Persistent storage for high-performance workloads using Amazon FSx for Lustre

High-performance file systems are often divided into two types: scratch and persistent. Scratch file systems provide temporary storage with high-performance characteristics such as submillisecond latency, up to hundreds of gigabytes per second of throughput, and millions of IOPS for short-term workloads. By contrast, persistent file systems are designed to combine the performance levels of their scratch counterparts with the durability and availability needed for longer-term data processing. AWS introduced Amazon FSx for Lustre (FSx for Lustre) scratch file systems based on Lustre, the world’s most popular high-performance file system, at re:Invent 2018. With our recently announced FSx for Lustre persistent file system deployment option, you can now deploy a highly available and durable high-performance POSIX-compliant file system that is fully managed on AWS. This provides customers the flexibility to choose between persistent or scratch file systems based on their workload requirements.

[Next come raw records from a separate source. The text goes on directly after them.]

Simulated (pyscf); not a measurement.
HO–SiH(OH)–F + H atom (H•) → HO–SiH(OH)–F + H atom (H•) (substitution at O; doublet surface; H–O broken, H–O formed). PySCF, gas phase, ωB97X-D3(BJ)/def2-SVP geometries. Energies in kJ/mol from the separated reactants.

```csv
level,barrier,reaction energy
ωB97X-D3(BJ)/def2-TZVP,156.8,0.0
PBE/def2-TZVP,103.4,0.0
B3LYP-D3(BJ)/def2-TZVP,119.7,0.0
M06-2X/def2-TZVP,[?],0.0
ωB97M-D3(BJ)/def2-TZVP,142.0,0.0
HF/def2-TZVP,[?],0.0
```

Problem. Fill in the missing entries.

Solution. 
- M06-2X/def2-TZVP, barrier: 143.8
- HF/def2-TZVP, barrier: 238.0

In this blog, I walk you through FSx for Lustre persistent file system deployment option, discuss some common use cases, and cover some of the best practices that we recommend. I also cover creating a new persistent FSx for Lustre file system and mounting it.

FSx for Lustre persistent file system

FSx for Lustre persistent file system provides highly available and durable storage for workloads that run for extended periods, or indefinitely. Data on scratch file systems is not replicated and does not persist if a file server used by the file system fails. In contrast, the file servers in persistent file system are highly available and data is automatically replicated within the same Availability Zone.

If a file server becomes unavailable on a persistent file system, it is replaced automatically within minutes of failure. During that time, client requests for data on that server transparently retry and eventually succeed after the file server is replaced. Data on persistent file systems is replicated on disks and any failed disks are automatically and transparently replaced.

FSx for Lustre persistent storage diagram

When to use Amazon FSx for Lustre persistent file system?

Consider using persistent file system for processing-heavy workloads that need durable and highly available storage.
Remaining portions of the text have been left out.